Monday, January 12, 2009

A Bed

In Western consumer culture, one is supposed to sleep on a "bed", which consists of a raised frame, box spring, headboard, mattress, mattress cover, bed skirt, top and bottom sheets, pillows, pillow covers, pillowcases, blankets and a bedspread (or a comforter)—all of them stylish and color-coordinated. The bed has to be "made" every day to keep all this complicated equipment in order. The bed and all of its accouterments are expensive, require a huge amount of dedicated floor space and absorb significant time and money for maintenance.

That's not how most of the world sleeps however. At night humans can be found sleeping in all kinds of set-ups, from hammocks to straw mats to shelves of ice covered with fur. For safe and comfortable sleeping—this is, getting the job done—the traditional Western bed is wasteful and unnecessary.

You DO NEED to sleep comfortably every night. Sleep seems to be essential for your health, sanity and daytime creativity. However, the exact physical circumstances of that sleep are open to negotiation.

The things you DO NEED for sleep are simple. You need: (1) safety, (2) warmth, (3) protection from wind and wet, (4) protection from insects, (5) some minimal padding beneath you, (6) the ability to raise your legs to the same level as your head, (7) relative quiet, (8) relative darkness, (9) relative isolation (so your sleep isn't interrupted), (10) the opportunity to shift position several times a night, and (11) the opportunity to sleep at about the same time every day. Some people might also add: (12) relative privacy and (13) the opportunity to pee in the middle of the night.

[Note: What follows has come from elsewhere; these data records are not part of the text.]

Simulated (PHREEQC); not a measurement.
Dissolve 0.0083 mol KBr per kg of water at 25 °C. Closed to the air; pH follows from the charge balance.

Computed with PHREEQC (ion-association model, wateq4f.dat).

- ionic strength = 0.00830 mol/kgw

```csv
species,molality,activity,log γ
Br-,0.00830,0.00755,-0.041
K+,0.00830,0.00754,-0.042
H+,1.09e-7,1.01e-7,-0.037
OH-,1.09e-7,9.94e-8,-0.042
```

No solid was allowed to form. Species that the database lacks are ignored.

None of these require a traditional raised bed. If you have ever gone camping, you know that a sleeping bag and air mattress can provide the same sleeping satisfaction as anything Martha Stewart dreams up. Sleep consists primarily of a long period of unconsciousness where the body doesn't care where it is lying as long as it meets the essential criteria.

The raised bed seems to be a European creation of the medieval era. One can imagine sleeping in an unheated house in dreary England where you wanted to gather as much bedding around you as possible and also wanted to be away from the chilly, damp and vermin-infested floor. The permanent raised bed may have been the logical sleeping device for olden times but not necessarily for today.

Consider the humble sleeping bag and air mattress. They can be stored in a very small space when not in use and don't take over a whole room. You use the mass-produced sleeping bag until it stinks, then you throw it away and buy another.

Even if space or expense aren't an issue, there is merit in just being simple about things. When you want to sleep, you ought to be able to get to it quickly with minimal preparation, and when you wake up, you want to start doing things right away without having to waste much time on maintenance. Instead of following the herd, you need to listen to your own needs, respect your own resources and sleep wherever it really works for you. The important thing is the quality of the sleep itself, not where it happens.

What about other uses for the bed: for sex, for bedside chats, for thinking, for recuperating from the day's stresses, for a work space? These functions are all negotiable and don't necessarily require a flat, fixed, raised bed with all the trimmings.

The body is remarkably adaptable if you give it a chance. Many of the nighttime aids that you think are essential may turn out not to be. You don't need a waterbed, Tempur-Pedic™ memory foam or a Craftmatic™ Adjustable Bed. Our ancestors never had these things yet seemed to have survived. From a practical standpoint, the more circumstances you can comfortably sleep in, the better prepared you are for whatever life throws at you.

If you are not sleeping well, is it really the bed's fault, or is the bed just a convenient excuse? Does your back hurt in the morning in spite of your fancy bed or because of it? People are always looking for technological solutions to their personal problems, and the overwrought sleeping device is sometimes a reflection of this.

How much of our daily lives is really essential, and how much is sucker marketing (and sucker tradition) that we have blindly fallen for? You decide.

It "may" improve your life—at huge expense.

13 comments:

  1. Thank you for this blog post. I haven't had my own bed since losing mine in Hurricane Sandy. Just this year, I've spent nearly 100 nights on an air mattress. Thank you for reminding me, a bed isn't something I need.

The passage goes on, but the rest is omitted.